LAWS(CAL)-1869-8-27

BHAIRO AND OTHERS Vs. SHEIKH UZIRALI

Decided On August 23, 1869
BHAIRO AND OTHERS Appellant
V/S
SHEIKH UZIRALI Respondents

JUDGEMENT

(1.) This was a suit by the plaintiff to recover the rent of certain tar and date-trees. The special appellant intervened in the case under section 77, Act X of 1859, on the ground that he had been before and up to the time of suit in the receipt and enjoyment of that rent; and one of the defendants appeared and supported the intervener's contention. The Court of first instance dismissed the plaintiff's suit, on the ground that the intervener had proved that he had been and was in the receipt of the rent. There was a question, apparently, before the Deputy Collector, with regard be the amount of the share which each party claimed; but on the question, under section 77, the Deputy Collector found that the intervener had been in the receipt of the rent which the plaintiff claimed.

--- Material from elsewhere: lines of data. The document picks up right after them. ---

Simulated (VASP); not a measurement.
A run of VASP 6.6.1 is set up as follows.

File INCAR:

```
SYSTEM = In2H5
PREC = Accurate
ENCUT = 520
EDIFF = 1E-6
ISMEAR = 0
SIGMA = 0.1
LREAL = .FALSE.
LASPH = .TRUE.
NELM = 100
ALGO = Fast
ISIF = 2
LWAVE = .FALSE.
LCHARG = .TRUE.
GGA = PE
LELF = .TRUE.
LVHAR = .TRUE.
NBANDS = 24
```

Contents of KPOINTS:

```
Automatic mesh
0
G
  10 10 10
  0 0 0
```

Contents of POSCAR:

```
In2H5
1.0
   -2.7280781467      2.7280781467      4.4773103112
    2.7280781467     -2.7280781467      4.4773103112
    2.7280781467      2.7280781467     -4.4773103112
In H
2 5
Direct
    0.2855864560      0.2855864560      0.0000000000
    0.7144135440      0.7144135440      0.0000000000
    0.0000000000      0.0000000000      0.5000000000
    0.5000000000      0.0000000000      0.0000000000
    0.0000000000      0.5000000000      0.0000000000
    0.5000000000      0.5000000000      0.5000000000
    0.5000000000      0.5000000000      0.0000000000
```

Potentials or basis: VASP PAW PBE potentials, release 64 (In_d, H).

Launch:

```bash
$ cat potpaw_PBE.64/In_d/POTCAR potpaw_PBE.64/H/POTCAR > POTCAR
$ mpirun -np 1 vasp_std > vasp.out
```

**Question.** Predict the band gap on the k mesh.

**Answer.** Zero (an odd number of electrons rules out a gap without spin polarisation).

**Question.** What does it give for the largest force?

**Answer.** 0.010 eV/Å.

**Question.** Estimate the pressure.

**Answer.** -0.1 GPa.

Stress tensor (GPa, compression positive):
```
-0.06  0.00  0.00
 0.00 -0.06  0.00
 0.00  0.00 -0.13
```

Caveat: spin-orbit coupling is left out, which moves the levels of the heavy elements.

(2.) The Judge on appeal held, that, as in a previous suit for rent between these parties in 1860, the present special appellant had intervened under section 77, and had failed in his intervention, and had been referred to the Civil Court, he was now concluded from intervening again in the same litigation, as no change was shown to have taken place in the status of the parties. He likewise found, with regard to an objection made by the special appellant as to the identity of the trees of which rent was claimed, that as the plaintiff had filed the former decree, and alleged that it covered all the trees in the 6-anna share, it was for the defendant to give some evidence to the contrary, and as he did not give that evidence, he considered a decree should pass for the plaintiff.

(3.) It appears to me that the Judge's decision in this case is wrong, and should be reversed. Even if we were to admit, for the sake of argument, that the decree, which was passed in December 1860, did decide against the intervener, on the ground that he was not at that time in the receipt and enjoyment of the rent, it does not follow that the intervener should not at some subsequent period be able again to come into Court, and make substantially the same defence. The words of the section only make it necessary that the party who intervenes should prove that he had in good faith received and enjoyed the rent, before and up to the time of the commencement of the suit; but there is no specific time mentioned in the section within which such enjoyment is to be proved. It is quite possible, therefore, that although the intervener might not have been in the receipt and enjoyment of the rent of these trees in 1860, he might have been so in subsequent years, in 1866 or 1867 for instance; and there is nothing in the section, as it appears to me, to prevent him from proving in a subsequent suit the fact that he had been in such possession and enjoyment.